A complete pass for Hillary Clinton. Whoosh! Home free. Other than that, it was a serious grilling about being female, admiring Obama, taxing the rich more, free stuff and other liberal issues.

It’s as if Judy Woodruff, Gwen Ifill, and PBS were just trying to help the Democrats or something.

ELIJAH CUMMINGS TRIES TO FLY COVER FOR THE IRS, JIM JORDAN SHOOTS HIM DOWN:

“The problem now is that our committee is in a mindset where we are just trying to get the IRS,” Cummings said.

Rep. Jim Jordan (R-Ohio.), chairman of the Oversight subcommittee on administrative rules, fired back.

“We’re not trying to get the IRS. The IRS was trying to get conservative Americans who were exercising their First Amendment, free speech right,” he said. “Twenty-three hearings is a pretty small price to pay when you’re trying to protect fundamental liberties in the Constitution, for goodness sake.”

Jordan said the hearings are warranted because the IRS has engaged in a pattern of destroying records and documents.

If they did nothing wrong, why are so many hard drives “mysteriously” crashing and disappearing?

WHY OBAMA SAYS ‘THAT’S NOT WHO WE ARE’: “Calling people un-American, or challenging their love for America, thus runs afoul of liberal lore and Obama’s own rhetorical code. So he reaches for a subtle phrase with less baggage. ‘That’s not who we are’ implicitly accuses political opponents of being apart from the American ideal, of being ‘other.’”

At least until next year, when there’s a good chance the left will believe that dissent is patriotic once again. (Despite that whole “last refuge of a scoundrel” thing they concurrently believe.)

Related: 14 Times Barack Obama’s Rhetoric Made Politics Less Civil.

OUCH: John Lewis on Sanders’ Civil Rights Activism: ‘I Never Saw Him.’

Rep. John Lewis, D-Ga., hit Vermont Sen. Bernard Sanders’ past activism during the civil rights movement while throwing his support behind former Secretary of State Hillary Clinton for the Democratic presidential nomination.
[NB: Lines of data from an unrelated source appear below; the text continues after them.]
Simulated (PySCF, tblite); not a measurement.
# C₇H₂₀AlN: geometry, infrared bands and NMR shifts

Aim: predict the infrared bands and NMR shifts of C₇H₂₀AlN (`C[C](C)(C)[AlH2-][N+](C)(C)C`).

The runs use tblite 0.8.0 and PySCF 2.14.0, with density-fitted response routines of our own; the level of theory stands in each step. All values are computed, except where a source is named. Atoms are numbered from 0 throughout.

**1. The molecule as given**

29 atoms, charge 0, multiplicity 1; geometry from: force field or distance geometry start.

Lewis was participating in a press conference on Thursday announcing that the Congressional Black Caucus Political Action Committee was endorsing Clinton. In response to a question from Roll Call about Sanders’ previous work on civil rights, Lewis, a civil rights leader who chaired the Student Nonviolent Coordinating Committee and spoke at the 1963 March on Washington, said he did not work with Sanders.

“I never saw him. I never met him,” Lewis said. “I was involved in the Freedom Rides, the March on Washington, the march from Selma to Montgomery and directed the Voter Education Project for six years. But I met Hillary Clinton. I met President Clinton.”

Lewis’ remarks contrast with Sanders’ frequent highlighting of his record on civil rights. Sanders’ campaign website bio shows him as an organizer for the Student Nonviolent Coordinating Committee at the University of Chicago to see Martin Luther King — and incidentally, Lewis — speak in 1963.

Wait, Bill and Hillary were at Selma? Weren’t they kind of young? And wasn’t Hillary a Goldwater Girl then? My dad was at Selma and he never mentioned Bill and Hillary being there. And he would.

Related: John Lewis said he knew the Clintons in the civil rights era, but he didn’t always make that claim.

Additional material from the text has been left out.